NLP ‘is a model’: Journalist Margaret Sullivan’s new book

NLP in the News


In her new book, Newsroom Confidential: Lessons (and Worries) from an Ink-Stained Life, Margaret Sullivan writes about her career in journalism and notes the pioneering work of the News Literacy Project under the leadership of founder Alan C. Miller.

She describes the impression that Miller made on students in her media ethics class at Duke University when he spoke to them in 2021 and argues that there is a vital need for news literacy programs and resources like those NLP creates for people of all ages.

She writes: “It’s important, too, for news consumers, also known as American citizens, to take responsibility for their own news literacy. I’m not terribly hopeful about this happening on its own, given the trends. I’m worried, too, about what it would mean to legislate it. Trying to get news literacy taught in public schools, given the turmoil over curriculum in recent years, could have unexpected negative consequences. I still think it’s worth pursuing. I might even put Alan Miller in charge of it if I had the power.

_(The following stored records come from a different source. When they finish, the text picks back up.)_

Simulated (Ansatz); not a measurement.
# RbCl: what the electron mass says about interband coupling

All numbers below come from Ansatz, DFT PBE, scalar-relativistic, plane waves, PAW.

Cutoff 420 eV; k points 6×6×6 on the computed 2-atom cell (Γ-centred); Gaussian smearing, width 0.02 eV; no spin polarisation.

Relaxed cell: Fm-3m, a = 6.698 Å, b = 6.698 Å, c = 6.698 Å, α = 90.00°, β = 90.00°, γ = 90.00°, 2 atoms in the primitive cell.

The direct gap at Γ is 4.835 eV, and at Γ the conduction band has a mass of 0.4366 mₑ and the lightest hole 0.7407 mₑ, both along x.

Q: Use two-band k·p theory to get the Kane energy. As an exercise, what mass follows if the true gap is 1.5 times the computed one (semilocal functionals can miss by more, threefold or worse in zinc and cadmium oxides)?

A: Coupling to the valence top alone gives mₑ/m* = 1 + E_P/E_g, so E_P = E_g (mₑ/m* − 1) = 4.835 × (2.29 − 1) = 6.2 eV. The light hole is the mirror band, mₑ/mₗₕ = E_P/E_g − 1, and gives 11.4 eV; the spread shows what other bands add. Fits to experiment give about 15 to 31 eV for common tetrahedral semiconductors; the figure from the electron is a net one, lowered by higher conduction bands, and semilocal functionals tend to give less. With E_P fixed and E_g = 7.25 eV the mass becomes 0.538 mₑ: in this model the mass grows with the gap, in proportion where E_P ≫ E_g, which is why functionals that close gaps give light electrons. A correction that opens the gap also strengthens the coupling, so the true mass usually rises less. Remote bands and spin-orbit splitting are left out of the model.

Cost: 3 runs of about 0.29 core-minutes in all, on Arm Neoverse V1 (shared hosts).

“…We need a widespread effort to educate the public — not just schoolchildren but adults, too, about news literacy and about the deadly harm of not knowing the difference between truth and lies. The News Literacy Project, which has expanded to include adults, is a model.”

A widely respected journalist, Sullivan was the media columnist for The Washington Post, leaving the paper in August. Before that, she served as the first woman to hold the position of public editor of The New York Times, acting on behalf of readers regarding the paper’s reporting and writing or lapses in coverage, and she was the first woman to serve as editor of the Buffalo News.